By Martin Lavelle
In a recent blog, I shared my observations about Pittsburgh’s efforts to revitalize its urban core. Then, I analyzed the extent to which Pittsburgh’s turnaround can serve as a model for Detroit as its city leaders and stakeholders look to revitalize the city’s urban core. While Detroit has begun to replicate the efforts of other cities, such as showcasing the city’s riverfront with the Detroit RiverWalk and collaborating with regional leaders and stakeholders, overall its efforts lag those of other Rust Belt cities. The relatively sluggish pace of Detroit’s efforts to revitalize its urban core are also reflected in the slow development of the city’s business clusters, including new business formation. Meanwhile, other parts of the Rust Belt have advanced the development of their respective business clusters, such as West Michigan’s office and institutional furniture cluster and Pittsburgh’s advanced materials and energy clusters.(1)
Policy professionals, researchers, and other experts will gather in Detroit for a two-day summit–“Revisiting the Promise and Problems of Inner City Economic Development,”—at the Renaissance Center on September 15th and the Federal Reserve Bank of Chicago—Detroit Branch on September 16th. The summit will look at new research and best practices in the field of urban revitalization. It is sponsored by the W.E. Upjohn Institute for Employment Research, the Initiative for a Competitive Inner City (ICIC), the Federal Reserve Bank of Chicago, Economic Development Quarterly, and Sage Publications. For those interested in attending, there is no registration fee but advance registration is required here.
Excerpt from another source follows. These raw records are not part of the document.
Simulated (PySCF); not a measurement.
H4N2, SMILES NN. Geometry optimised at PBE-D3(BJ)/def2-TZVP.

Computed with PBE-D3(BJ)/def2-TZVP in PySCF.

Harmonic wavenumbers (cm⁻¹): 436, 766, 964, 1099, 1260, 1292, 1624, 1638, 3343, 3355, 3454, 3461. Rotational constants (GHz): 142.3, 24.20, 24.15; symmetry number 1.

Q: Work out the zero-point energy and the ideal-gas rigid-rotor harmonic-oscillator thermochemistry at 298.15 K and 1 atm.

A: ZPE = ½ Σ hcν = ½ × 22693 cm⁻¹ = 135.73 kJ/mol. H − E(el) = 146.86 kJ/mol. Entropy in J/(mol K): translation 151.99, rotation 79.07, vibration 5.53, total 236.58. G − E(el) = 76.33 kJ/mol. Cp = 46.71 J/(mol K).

Day 1 will focus on what’s currently happening in Detroit, with an introduction by the Chicago Fed’s Regional Research staff and a bus tour of Detroit provided by the Chicago Fed’s Community Development & Policy Studies group. The tour will highlight some of Detroit’s successes and challenges in its effort to revitalize its urban core and how the three levers of growth—business environment, clusters, and individual firms—are promoting and complementing the efforts of Eastern Market and Midtown Detroit. Eastern Market’s food cluster is expanding in part because of greater economic growth within the city of Detroit. Part of that growth is originating from the development of an innovation district along Detroit’s major boulevard, Woodward Avenue, which is helping to draw young entrepreneurs to work and live in Midtown Detroit. In addition, the tour will illuminate some of what Detroit must still overcome on the path to renewal. The first day ends with a presentation by Detroit Free Press writer John Gallagher, who will share his thoughts about the city.
The second day of the summit will feature two keynote addresses. ICIC Founder and Chairman Michael Porter will look back on his research of clusters and their competitive advantages in inner cities. Later on, Matthew Cullen, President and CEO, Rock Ventures LLC, will provide insight into how his firm has helped contribute to Detroit’s recent surge in economic development. Other featured speakers include Carol O’Cleireacain, Deputy Mayor for Economic Policy, Planning, and Strategy, City of Detroit. Sessions on the second day will examine new thinking on the competitiveness of inner cities and opportunities for business in the inner city.